Zero Trust Segmentation

How to Solve the Top 3 Challenges of Securing Containers and Kubernetes Environments

Cloud security represented by a skyscraper reaching into the clouds

Is your organization simultaneously embracing DevOps and the "shift-left" approach while changing the ways you think about development and production infrastructure? You’re not alone.

The days of on-premises data centers with limited hardware servers and standardized development suites are now in the rearview mirror. Developers need the freedom to leverage any cloud, cloud service instance, or tool that best suits their applications.  

While this newfound flexibility fosters rapid innovation, it also presents a host of challenges when it comes to deploying consistent yet flexible security across ever-changing containers and Kubernetes environments.

3 challenges of securing containers and Kubernetes environments

There's still a common misconception that containers and Kubernetes environments don't need the same kind of security as other parts of the network. This simply isn't true. There are major difficulties facing security teams trying to secure containers and Kubernetes environments. Here are three of the top challenges:

1. Adapting security policies to dynamic containers and Kubernetes environments

Embracing a microservices architecture and selecting containerized Kubernetes services introduces various advantages, including enhanced service availability, seamless upgrades, auto-scaling, and platform portability. However, containers have lifecycles that are orchestrated by Kubernetes with many tasks automated and sometimes lasting mere minutes while the containers themselves exist for just seconds.  

This dynamic nature poses challenges for security administrators, leading to a need to focus on enforcing policies primarily at the ingress and egress points. The emergence of multi-cluster service meshes and service mesh federation across clouds enables containers to be deployed anywhere and connected across the service mesh.  

Relying solely on perimeter defenses becomes less effective as the service mesh expands.

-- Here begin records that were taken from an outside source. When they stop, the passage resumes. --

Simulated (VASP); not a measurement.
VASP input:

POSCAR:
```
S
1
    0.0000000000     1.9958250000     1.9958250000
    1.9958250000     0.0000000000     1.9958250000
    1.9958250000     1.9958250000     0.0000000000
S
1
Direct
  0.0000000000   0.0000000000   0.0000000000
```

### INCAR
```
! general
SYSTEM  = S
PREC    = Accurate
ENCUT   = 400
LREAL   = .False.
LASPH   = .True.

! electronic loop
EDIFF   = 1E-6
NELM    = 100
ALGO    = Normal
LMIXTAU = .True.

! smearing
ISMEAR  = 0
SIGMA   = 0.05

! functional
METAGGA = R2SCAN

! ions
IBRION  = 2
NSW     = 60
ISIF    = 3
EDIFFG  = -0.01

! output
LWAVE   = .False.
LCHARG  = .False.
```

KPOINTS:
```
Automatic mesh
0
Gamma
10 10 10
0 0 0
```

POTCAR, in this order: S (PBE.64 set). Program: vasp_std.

2. Ensuring enforcement across the entire stack

A closer look at a managed Kubernetes service in a public cloud, such as AWS Elastic Kubernetes Service (AWS EKS), reveals multiple enforcement points, including network firewalls, security groups, application load balancers, and Kubernetes network policies, each contributing to different aspects of security. The introduction of a service mesh further adds a layer of authorization policies.  

Often, these enforcement points fall under the ownership of various teams, such as cloud or platform teams, DevOps teams, and application developers. Cloud-native security is widely recognized as a shared responsibility among different teams. In the Kubernetes stack within public clouds, this ownership fragmentation can be particularly challenging. The question arises: How can we ensure network and application segmentation without gaps?

3. Establishing uniform policies across hybrid and multi-cloud environments

This is where many enterprises encounter significant obstacles.  

Most policy controls are typically confined to specific environments and provide segmentation only within those confines. But with today's complex, interconnected environments, these isolated policies often fall short and create vulnerabilities where malware can potentially move laterally across them. To further complicate things, different workloads in different environments have varying sets of metadata and attributes.  

All of these challenges means that security teams must devise a solution that provides end-to-end visibility across the entire attack surface.

How Illumio Core for Kubernetes solves these challenges

With Illumio Core for Kubernetes, security teams can overcome the challenges associated with securing dynamic environments, enforcing policies across the entire stack, and maintaining consistent security policies across hybrid and multi-cloud deployments.

Integration with the Kubernetes control plane: Illumio seamlessly integrates with the Kubernetes control plane, receiving information on the creation and removal of nodes, namespaces, services, workloads, and pods. This allows Illumio to apply corresponding policies dynamically.

Helm Chart installation: Illumio simplifies the deployment process by offering Helm Charts which encapsulate all necessary Kubernetes resources and configurations for the Illumio security solution. These charts can be customized using Helm values to meet specific requirements. By using Helm, Illumio seamlessly integrates into DevOps workflows.

Label-based policy: Illumio's label-based policies are particularly suitable for managing mixed workloads in multi-cloud environments. Administrators can map metadata and attributes into a common set of labels, ensuring a consistent approach to security assessment.

Illumio providing rule enforcement within a cluster

Mapping cloud metadata and Kubernetes labels-to-labels: Illumio allows DevOps users to specify the label mapping from Kubernetes node labels to Illumio labels. This simplifies the process of mapping default environmental information to label sets, ensuring that policies are readily applied as nodes are added to clusters.

Scalability and performance: As enterprises continue to expand their cloud and application initiatives, the Illumio solution has been thoroughly tested and is equipped to scale to meet the demands of future growth.